Q15 Paul Flynn: I am trying to get away from the idea of politicians who live in a world which is shaped like a saucer, that we are all in this saucer, we are concentrating across the other side of the saucer at our own affairs and the rim of the saucer is the horizon over which we cannot see and that is the date of the next General Election. This would be dealt with by political decision. Could you say in what practical way we can change the institutions in Parliament on this? You suggested this early on. You suggested leaving this to the select committees which have achieved a degree of detachment outside the political dog fight, but there is the silo argument there, that they might well be taking their own departmental interest. You suggested bringing in academics, which I think we would warmly welcome. Can you think how we could set up some institution, extra committee, extra body here which would do those things and which would bring us as far away as possible from the political fight and bring in people from outside, but also change the perspectives to those of the interests of our grandchildren and great grandchildren.

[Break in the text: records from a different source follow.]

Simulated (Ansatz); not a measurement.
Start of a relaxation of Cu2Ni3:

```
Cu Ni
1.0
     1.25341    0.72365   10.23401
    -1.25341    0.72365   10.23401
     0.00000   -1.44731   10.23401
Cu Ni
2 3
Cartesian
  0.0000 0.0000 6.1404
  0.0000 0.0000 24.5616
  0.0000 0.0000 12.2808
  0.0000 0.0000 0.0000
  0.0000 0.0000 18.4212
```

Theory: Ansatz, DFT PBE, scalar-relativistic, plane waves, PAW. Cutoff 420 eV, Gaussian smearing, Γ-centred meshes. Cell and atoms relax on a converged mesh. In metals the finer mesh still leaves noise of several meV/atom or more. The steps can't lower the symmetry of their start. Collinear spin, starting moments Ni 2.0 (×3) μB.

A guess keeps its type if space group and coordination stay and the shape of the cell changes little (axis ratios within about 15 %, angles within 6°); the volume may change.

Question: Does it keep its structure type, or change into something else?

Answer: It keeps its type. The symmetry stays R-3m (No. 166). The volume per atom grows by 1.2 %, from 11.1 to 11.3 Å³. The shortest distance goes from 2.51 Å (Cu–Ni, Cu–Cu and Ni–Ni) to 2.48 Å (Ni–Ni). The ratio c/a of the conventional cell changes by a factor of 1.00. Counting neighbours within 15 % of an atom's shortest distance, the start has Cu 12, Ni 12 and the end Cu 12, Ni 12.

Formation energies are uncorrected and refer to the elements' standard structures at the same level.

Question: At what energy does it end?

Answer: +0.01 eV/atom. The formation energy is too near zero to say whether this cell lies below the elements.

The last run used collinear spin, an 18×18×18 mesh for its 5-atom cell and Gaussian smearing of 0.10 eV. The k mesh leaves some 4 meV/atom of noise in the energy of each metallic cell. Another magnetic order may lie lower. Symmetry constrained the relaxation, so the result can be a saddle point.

Sir Michael Bichard: We are both suggesting some kind of futures committee or liaison committee. The only issue there is that you do not do what we were describing has happened in the Civil Service in the past, which is marginalise it. Select committees should have a strategic responsibility within their particular field; probably across government it would be good if there were some forum where we were encouraging MPs to think about the future in the way I know they do in other countries. That would be an entirely healthy development. The academic community could certainly be involved in that.

Dr Mulgan: To ensure it not becoming a silo, any such committee does need to represent the other committees. I should certainly advocate involving outsiders, though not only academics; academics are often not very well placed in terms of methods for thinking about the future and much of the best serious work on this is done outside universities nowadays. Any such committee needs a series of methods which is its own, which gives it purchase: for example, looking at the stock of national assets and whether that is being run down or increased, interpreted in the widest sense in terms of physical, natural, financial as well as human capital and so on, what is happening to inter-generational distributions as pensions' policy and other things change. That is what would give it purchase and perhaps a label which is something like the next generation rather than the future. Some people's eyes glaze over when they see the words "the future" and they think therefore it is not for real and it does not have the bite of day-to-day decisions. In November 2003 and then again in January this year the Government published a strategic audit, which was an attempt to take stock of long-term trends and challenges and what government needed to do differently. As far as I am aware, that was not discussed in Parliament and it is not quite clear where in Parliament it would have been discussed, which is perhaps another justification for some new bit of machinery.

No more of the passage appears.